Anyone who says they won't eat a vegan meal or is 'strongly opposed to veganism' needs to get a bloody grip. Meat eaters can eat vegan meals but not the other way round - that is the difference, for the 'you must cater to everyone' crowd.

Only thing I would say is to make sure there is a 'bland' option for kiddies who may not be very adventurous with vegetables yet - a lot of the more traditional vegan options might be too complex and flavoursome compared to boring old meat!

Have you thought about a vegan junk food option? Vegan tacos, burgers, etc is more exciting and could be more palatable as it doesn't look so 'meat free'.

krustykittens · 21/09/2018 15:51

I'll answer that, Silvery. I'm a meat eater but I do understand that vegans and vegetarians have a massive issue with animal products. I wouldn't expect them to eat it at my home as it would cause them distress, no more than I would expect a devout Muslim to eat pork, etc. Good hosts do not cause their guests distress. I wouldn't expect a vegan couple to serve meat at their wedding as it causes me no distress to go without meat for one day. OP, you crack on and serve a vegan menu, it's really not that big a deal. Just pick a good caterer!

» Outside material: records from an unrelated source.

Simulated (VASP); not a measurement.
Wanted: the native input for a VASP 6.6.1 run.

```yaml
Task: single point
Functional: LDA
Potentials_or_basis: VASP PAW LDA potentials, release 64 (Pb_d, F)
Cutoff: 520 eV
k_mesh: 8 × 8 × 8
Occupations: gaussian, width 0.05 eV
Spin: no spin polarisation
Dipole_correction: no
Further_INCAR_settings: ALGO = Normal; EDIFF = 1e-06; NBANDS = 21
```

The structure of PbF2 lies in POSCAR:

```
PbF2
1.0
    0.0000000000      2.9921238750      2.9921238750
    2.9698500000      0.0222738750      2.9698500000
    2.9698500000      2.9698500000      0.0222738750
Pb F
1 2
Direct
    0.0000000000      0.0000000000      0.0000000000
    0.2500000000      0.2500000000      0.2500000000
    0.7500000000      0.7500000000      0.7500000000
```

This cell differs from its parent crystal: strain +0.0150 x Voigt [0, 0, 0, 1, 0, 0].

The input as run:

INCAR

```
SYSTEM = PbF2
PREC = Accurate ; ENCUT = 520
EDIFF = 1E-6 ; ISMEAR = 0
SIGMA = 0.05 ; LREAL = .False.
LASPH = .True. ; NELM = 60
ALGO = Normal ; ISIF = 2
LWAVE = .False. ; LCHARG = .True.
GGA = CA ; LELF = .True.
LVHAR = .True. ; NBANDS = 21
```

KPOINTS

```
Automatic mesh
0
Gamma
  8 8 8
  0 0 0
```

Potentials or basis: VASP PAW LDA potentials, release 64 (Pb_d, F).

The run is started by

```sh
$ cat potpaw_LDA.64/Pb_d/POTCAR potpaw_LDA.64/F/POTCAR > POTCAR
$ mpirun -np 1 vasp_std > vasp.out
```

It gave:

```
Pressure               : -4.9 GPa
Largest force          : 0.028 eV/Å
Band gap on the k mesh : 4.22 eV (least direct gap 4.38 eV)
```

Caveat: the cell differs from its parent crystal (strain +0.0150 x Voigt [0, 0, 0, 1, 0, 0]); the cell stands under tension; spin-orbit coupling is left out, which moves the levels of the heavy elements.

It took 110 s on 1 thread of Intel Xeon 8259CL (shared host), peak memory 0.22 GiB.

BreakfastAtSquiffanys · 21/09/2018 15:51

Ask your friends would they go to the wedding of 2 Jewish people and expect to be offered pork?

theunsure · 21/09/2018 15:51

Agree - do a vegan only menu but try to make it as appealing as possible to those who won't have experienced much vegan food before - so nothing too "weird".

And don't make a thing of it on the invites! Just allow people to notify you of any food intolerances/allergies. Don't tell them it is vegan.

I love meat but was a long term vegetarian, I'd not expect meat at a wedding of 2 vegan's - these people know you - it's not randomers off the street who might be surprised!

Aeroflotgirl · 21/09/2018 15:52

I am a meat eater, and woulden't mind if it were a vegan wedding providing the food is nice, and not some lettuce leaves.